The opening keynote speaker, Hungarian Prime Minister Viktor Orbán, whose recent speech on “race-mixing” was described by a now-former aide as “a pure Nazi speech,” set the tone for the event. Obrán’s flagrantly christian nationalist, aggressively anti-LGBTQ speech directly called for unity with the American right. He argued that the combination of the upcoming elections in the U.S. and Hungary are about “defending western civilization.” And on immigration, he championed a “zero-migration” policy and claimed that he “built the wall.” He also said, “we were the first ones in Europe to say no to illegal migration and stopped the invasion,” echoing the white nationalist conspiracy that migration constitutes an “invasion.” Such rhetoric also  has increasingly been adopted by Republicans’ campaigns, including several GOP Texas officeholders, like Governor Greg Abbott. Orbán delivered his remarks almost three years to the day after a gunman killed 23 people in El Paso, inspired by similar ‘invasion’ conspiracies. No surprise, Orbán received a standing ovation from CPAC attendees. 

As political columnist Max Boot aptly described CPAC in his Washington Post column: 

“All you need to know about the state of the Republican Party today is what happened at the Conservative Political Action Conference in Dallas on Thursday. Hungarian Prime Minister Viktor Orban, who has been destroying his country’s democracy, received a standing ovation less than two weeks after he gave a speech in Romania in which he endorsed the white supremacist “replacement theory” and denounced a ‘mixed-race world’…”

“… the most apt phrase for this American authoritarianism is the New Fascism, and it is fast becoming the dominant trend on the right. If the GOP gains power in Washington, all of America will be in danger of being Orbanized.”  

Undaunted by the “race-mixing” Nazi speech, a number of “stars” of the Republican Party took the stage after Orbán, happy to share in adulation from the same crowd. Lowlights included Rep. Marjorie Taylor Greene (R-GA), who proudly declared herself a christian nationalist on stage. And Donald Trump, who said “we must stop the invasion at our southern border,” followed by a full 21 seconds of applause, again moving the boundary of what is expectable inside the party. Other speakers like Rep. Mayra Flores (TX-34), Cassy Garcia, (TX-28), and Yesli Vega (VA-07) have been held up by the GOP as the prime examples of their diversifying party.  But they shared that same stage without hesitation or hint of criticism of their parties embrace of “New Fascism.”

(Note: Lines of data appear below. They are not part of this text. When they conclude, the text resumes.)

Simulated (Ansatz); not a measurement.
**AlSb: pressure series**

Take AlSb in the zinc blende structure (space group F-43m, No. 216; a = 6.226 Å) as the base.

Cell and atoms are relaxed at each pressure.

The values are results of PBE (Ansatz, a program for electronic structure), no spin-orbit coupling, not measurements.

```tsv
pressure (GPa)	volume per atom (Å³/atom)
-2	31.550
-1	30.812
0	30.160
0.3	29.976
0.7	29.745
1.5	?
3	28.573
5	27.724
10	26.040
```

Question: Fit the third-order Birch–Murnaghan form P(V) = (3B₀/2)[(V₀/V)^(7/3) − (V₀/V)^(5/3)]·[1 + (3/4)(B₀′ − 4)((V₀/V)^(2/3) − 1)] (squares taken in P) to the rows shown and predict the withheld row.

The participation of Flores in a panel alongside white nationalist cheerleaders at CPAC exemplifies the stakes in which party controls Congress after November. Flores, who won an extremely low-turnout special election in June, is in a critical battleground race. Rather than stay home and focus on issues of real concern to her district, Flores chose to raise her national profile instead. Flores has some explaining to do to her constituents for being part of a panel with two of the most vocal promoters for the white nationalist conspiracy that migration constitutes an “invasion” – Arizona’s GOP gubernatorial nominee Kari Lake and former Trump official Tom Homan. 

Before the panel even began, Homan, the former ICE Director, interrupted the moderator to brag that he was Flores’ “very first endorsement.” Homan was “the intellectual ‘father’ of the idea to separate migrant families as a deterrent,” according to a new deep dive in The Atlantic about the Trump administration’s policy of systematically separating thousands of children from their parents, arguably the worst of many human rights offenses committed by the Trump administration. Homan also used the panel to plug the legal arm of a Southern Poverty Law Center designated hate group he now works for. The first statement from Lake on the panel was her declaration that refugees and asylum seekers safety are tantamount to an “invasion.” Lake made clear she wasn’t just speaking hyperbolically but citing Article 1 Section 10 of the Constitution, claiming it provides the justification to declare war on the families seeking asylum at the border.   

Flores fit right in. She attacked as “the enemies within” members of her own community and district who work with the refugees, asylum seekers, and other migrants at the border. That’s right – the faith leaders, local charities, and service providers who devote their energies and time to welcoming the stranger and supporting vulnerable migrants and asylum seekers are to Mayra Flores, “the enemies within.”

But despite the cheers from the far-right crowd in Dallas, it is vital to remember nativism is falling flat outside the Republican base. New Gallup polling reaffirms that Republicans are out of touch: 70 percent of Americans think immigration is a “good thing” for the country. The negative attitudes towards immigration are driven overwhelmingly by Republicans, who  are evenly split on the sentiment. Immigration is also losing its salience outside the Republicans’ base. Another Gallup poll found that immigration ranked sixth in a question asked about the “most important problem facing this country today” A ranking that is almost entirely driven by Republican voters. Meanwhile, a new Monmouth poll found that immigration has decreased by nine points from 2018 in a question that asks what voters think is “most important” for their vote. 

The polling – and the ugly nativism on display at CPAC Texas – offer reminders that the leading anti-immigrant voices and candidates of the Republican Party are advancing an ugly vision for the country that is popular with the existing base of the hardline, MAGA conservatives, but dangerous, unpopular and against the wishes of the rest of America.